Article by: Barbara Vacchetti
Translation by: Martina Taricco
Borsalino City, part of the always rich Festa Mobile section, is a documentary directed by Enrica Viola and produced by UNA Film. The movie retraces the history of the Borsalino company, which was founded in 1857 by Giuseppe Borsalino in Alessandria, a town located in the piedmontese countryside. The brand became internationally well-know thanks to the Grand Prix held in Paris in 1900. A few months later Giuseppe, who had learned the hat craftmanship around the world, died and the company was passed on to his son, Teresio Borsalino. After a family feud Teresio’s cousin, Giovanni Battista Borsalino, founded a new company called Borsalino Fu Lazzaro. As a consequence of the split, rumours followed that the true inventor of the Borsalino hat had not been Giuseppe while instead his brother Lazzaro (Giovanni Battista’s father). It was Teresio Usuelli, Teresio Borsalino’s nephew, who inherited the family company whose centenary was celebrated in 1957. In the movie, the family descendants tell and recall the feud, the business achievements and their history.
Nonetheless, the documentary focused the attention not only on the Alessandria firm as instead much more on the social rule played by hats from 19th Century until the first half of the 20th Century. In fact, for a hundred years, hats showed the social class people belongs to. Nobody would have gone out without a hat and this is proved by many photographs and video of that time. However, during the 60s wearing hats was not fashionable anymore so that many hat factories were forced to shut down or sell the company.
In particular, the Borsalino was considered as a source of wealth for the city of Alessandria because it employed many of its inhabitants. Thanks to many audio testimonies granted by some of the employee, we know that the company bell marked not only the working life but also the activities of the city. When Alessandria was bombed during the Second World War, the population did their utmost to save all the hats left in the factory and to help with its reconstruction.
But the most interesting and unique aspect of the documentary is, with no doubt, the strong relationship between the Borsalino hat and Hollywood. By hearing Robert Redford rich voice telling us about his visit at the factory and his desperate quest after the hat worn by Marcello Mastroianni in Federico Fellini’s 8 ½, the audience goes back over to the Hollywood golden age and finds out the importance that hats had during that period. What would happen to Casablanca if in the scene when Humphrey Bogart leaves Ingrid Bergman, both of them were wearing any hats?

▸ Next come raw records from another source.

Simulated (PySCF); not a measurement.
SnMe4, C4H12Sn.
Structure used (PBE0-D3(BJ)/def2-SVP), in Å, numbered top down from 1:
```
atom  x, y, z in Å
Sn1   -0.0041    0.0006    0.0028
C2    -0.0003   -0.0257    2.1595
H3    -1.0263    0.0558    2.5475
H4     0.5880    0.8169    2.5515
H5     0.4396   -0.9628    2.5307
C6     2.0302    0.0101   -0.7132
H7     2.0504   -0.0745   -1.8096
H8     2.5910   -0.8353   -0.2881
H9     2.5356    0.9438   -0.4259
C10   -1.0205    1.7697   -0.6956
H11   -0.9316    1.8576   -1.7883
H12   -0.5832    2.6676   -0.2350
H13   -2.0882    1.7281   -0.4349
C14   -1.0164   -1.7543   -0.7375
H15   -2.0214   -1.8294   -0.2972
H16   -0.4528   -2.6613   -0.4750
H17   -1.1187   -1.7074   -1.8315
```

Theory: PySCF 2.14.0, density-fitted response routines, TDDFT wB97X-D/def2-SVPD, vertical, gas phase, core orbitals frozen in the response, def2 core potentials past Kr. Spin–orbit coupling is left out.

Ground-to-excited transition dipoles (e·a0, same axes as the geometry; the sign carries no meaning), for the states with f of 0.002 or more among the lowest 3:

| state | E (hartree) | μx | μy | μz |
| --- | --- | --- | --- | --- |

And what would happen to the image of the gangster wearing a hat that was so fashionable both during the prohibitionism and in films noir? The hat was used to connote the character. It was not only a medium with which cover one’s face when the police arrived, the hat gave a mysterious look to the character and, consequently, made the actor look like a star. After all, the huge recourse to hats to depict the gangsters was due to Al Capone habit of always wear a hat himself. The Borsalino company was able to took advantage from the popular imagination to promote its product and identify itself all around the world, that turned out to be a winning move. It is enough to mention the movie played by Jean-Paul Belmondo e Alain Delon which is named after the best-known hat in the world: Borsalino.